IT takes flight
By Stephen Pritchard,
Every two years, Farnborough's airfield is host to some of the most cutting edge technology at work anywhere in the world. This year's show may have opened with a fly past from a plane that first flew in the 1950s – the Avro Vulcan XH558 – the rest of the exhibits are far more up to date.
Whether it is Boeing's wide-bodied 787 Dreamliner – almost half of which is made from composite materials – or Airbus' fly-by-wire passenger jets, the future of aviation is ranged along the runway.
But the airline industry, in particular, faces a challenge. It has to lower its costs, become more efficient, and cut its emissions. Even more, it needs to do something to restore the attraction of air travel, which has suffered from industrial action, terrorism, the recession and most recently, volcanic ash.
One way plane makers and airlines hope to do this, is through computers. This year, HP was one of Farnborough's sponsors, and several of the large IT integrators had a strong presence. In a market where a passenger jet costs hundreds of millions of pounds – Airbus' flagship A380 costs a cool US$320m, improvements made through IT represent a relatively cheap investment.
Areas where IT is already helping airlines range from the relatively simple or mundane, such as RFID tags on life jackets and self-service check passenger check in, to the highly complex flight planning systems that regulators hope will reduce aircraft emissions, as well as make better use of increasingly congested air corridors and airports.
Programmes such as Single European Sky and Cleansky will rely heavily on IT on the ground to meet their goals. But the most interesting applications for IT could be in the aircraft themselves.

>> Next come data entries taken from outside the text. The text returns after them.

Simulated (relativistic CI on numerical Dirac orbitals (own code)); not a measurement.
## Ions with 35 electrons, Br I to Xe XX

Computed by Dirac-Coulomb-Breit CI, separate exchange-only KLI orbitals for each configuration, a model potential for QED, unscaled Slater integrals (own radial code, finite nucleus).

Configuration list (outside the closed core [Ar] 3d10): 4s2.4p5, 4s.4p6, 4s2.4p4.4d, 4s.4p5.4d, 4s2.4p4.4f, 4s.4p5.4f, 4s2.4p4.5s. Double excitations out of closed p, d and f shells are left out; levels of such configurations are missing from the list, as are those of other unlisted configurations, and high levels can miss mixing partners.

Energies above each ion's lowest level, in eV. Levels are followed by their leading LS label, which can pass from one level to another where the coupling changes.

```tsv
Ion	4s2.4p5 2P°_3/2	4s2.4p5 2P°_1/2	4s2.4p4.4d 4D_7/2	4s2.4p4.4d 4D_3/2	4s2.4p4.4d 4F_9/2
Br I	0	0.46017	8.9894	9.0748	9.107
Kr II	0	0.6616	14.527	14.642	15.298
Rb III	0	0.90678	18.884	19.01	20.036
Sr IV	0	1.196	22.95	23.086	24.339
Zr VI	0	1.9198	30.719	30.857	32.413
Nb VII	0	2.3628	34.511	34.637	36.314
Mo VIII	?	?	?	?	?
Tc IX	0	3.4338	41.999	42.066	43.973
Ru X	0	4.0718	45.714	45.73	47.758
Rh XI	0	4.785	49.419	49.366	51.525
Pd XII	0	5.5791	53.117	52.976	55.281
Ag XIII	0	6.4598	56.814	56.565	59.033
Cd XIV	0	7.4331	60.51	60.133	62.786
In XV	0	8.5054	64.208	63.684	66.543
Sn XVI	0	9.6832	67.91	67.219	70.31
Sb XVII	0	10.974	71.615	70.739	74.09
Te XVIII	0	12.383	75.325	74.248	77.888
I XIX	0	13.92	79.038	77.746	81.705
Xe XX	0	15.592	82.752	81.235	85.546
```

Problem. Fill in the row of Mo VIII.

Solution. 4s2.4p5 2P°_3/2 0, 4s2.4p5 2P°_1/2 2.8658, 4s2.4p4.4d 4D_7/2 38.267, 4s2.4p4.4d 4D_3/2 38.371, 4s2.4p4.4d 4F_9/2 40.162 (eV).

Despite – or maybe because – they are surrounded by hi tech elsewhere, airlines have been quite slow at adopting IT to improve their business processes. How many times have you seen a cabin services manager/director tick passengers' names off a dot-matrix print out? Why isn't that being done on an iPad, or even an old Windows CE PDA?
One reason is that airlines, and airport operators, depend heavily on rather old IT systems, including mainframes and proprietary versions of Unix. Another is that anything that goes into a plane has to be tested to very, very rigorous standards.